08/16/2013 10:38 pm ET Updated Feb 02, 2016

UNC System Bans Gender-Inclusive Housing, Creating Hostile Schools


Last week North Carolina saw a major setback for the rights of college students to live and learn in a safe and inclusive environment. The University of North Carolina's Board of Governors voted last Friday to place a ban on gender-inclusive housing at all 17 UNC campuses, mandating that students of different legal sexes cannot live together in any dorm room, suite or apartment of any UNC system campus unless they are siblings or legally married. The vote was passed unanimously, putting an end to plans of installing gender-inclusive housing for the upcoming 2013-14 school year. UNC students, faculty and staff were not granted an opportunity to speak out against the ban that would have a direct impact on their campus living.

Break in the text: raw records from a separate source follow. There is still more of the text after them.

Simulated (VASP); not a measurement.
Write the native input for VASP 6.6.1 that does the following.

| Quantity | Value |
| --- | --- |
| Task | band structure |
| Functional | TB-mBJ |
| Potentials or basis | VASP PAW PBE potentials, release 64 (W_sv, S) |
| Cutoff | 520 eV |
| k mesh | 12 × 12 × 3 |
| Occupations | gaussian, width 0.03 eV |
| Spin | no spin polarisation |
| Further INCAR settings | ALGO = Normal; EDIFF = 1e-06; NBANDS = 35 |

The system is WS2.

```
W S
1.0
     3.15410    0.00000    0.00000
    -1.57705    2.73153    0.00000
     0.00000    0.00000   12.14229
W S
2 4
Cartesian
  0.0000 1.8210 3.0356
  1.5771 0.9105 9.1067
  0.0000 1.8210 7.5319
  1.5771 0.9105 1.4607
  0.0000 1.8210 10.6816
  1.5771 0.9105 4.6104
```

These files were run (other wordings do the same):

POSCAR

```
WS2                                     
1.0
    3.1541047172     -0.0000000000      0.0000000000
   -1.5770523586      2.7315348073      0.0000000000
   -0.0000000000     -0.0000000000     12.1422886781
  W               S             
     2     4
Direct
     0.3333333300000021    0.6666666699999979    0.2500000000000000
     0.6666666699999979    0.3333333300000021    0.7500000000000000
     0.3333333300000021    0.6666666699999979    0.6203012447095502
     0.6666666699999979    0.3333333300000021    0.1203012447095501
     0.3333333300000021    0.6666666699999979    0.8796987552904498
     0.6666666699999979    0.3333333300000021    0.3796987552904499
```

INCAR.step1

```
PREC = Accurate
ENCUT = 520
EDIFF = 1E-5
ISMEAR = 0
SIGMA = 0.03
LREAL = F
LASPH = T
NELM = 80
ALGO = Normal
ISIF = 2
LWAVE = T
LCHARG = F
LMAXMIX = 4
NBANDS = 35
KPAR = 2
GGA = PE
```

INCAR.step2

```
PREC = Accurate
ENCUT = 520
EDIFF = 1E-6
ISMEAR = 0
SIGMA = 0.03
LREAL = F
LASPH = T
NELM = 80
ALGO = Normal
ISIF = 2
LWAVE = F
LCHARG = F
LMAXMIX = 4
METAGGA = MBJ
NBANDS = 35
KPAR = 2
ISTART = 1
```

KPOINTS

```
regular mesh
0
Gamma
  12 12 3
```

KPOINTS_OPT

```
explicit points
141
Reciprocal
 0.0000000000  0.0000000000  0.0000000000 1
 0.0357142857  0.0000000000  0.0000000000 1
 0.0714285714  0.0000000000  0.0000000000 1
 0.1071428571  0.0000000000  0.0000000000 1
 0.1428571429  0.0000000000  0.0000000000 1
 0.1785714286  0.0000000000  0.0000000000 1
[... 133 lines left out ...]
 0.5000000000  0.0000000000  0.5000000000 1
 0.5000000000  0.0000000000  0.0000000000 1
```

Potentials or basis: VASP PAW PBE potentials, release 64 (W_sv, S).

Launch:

In the wake of this upsetting vote against the safety and dignity of all members of UNC's student body, I have struggled to understand the rationale behind it. This sort of policy only ends up forcing students, especially trans students, into living situations where they are not respected, where they are harassed and where they must be on guard at all moments, without any reasonable option for moving into a safe living space short of moving off-campus. This further alienates already at-risk populations of youth when we should be focusing our efforts and resources on including these individuals and building them up. There are a number of other populations who are affected by the ban on gender-inclusive housing, including students of different faith backgrounds who would prefer to live together, and people who are differently abled and may have caretakers of the opposite sex among them. This is not just an LGBT issue, although transgender students will be the group most directly affected by this ban. The trans community will be impacted in a wide range of ways not even considered by UNC's Board of Governors.

Harassment and bullying of LGBT students in traditional housing is often a serious issue. By eliminating the option for these students, UNC is condemning them to a potentially hostile living situation.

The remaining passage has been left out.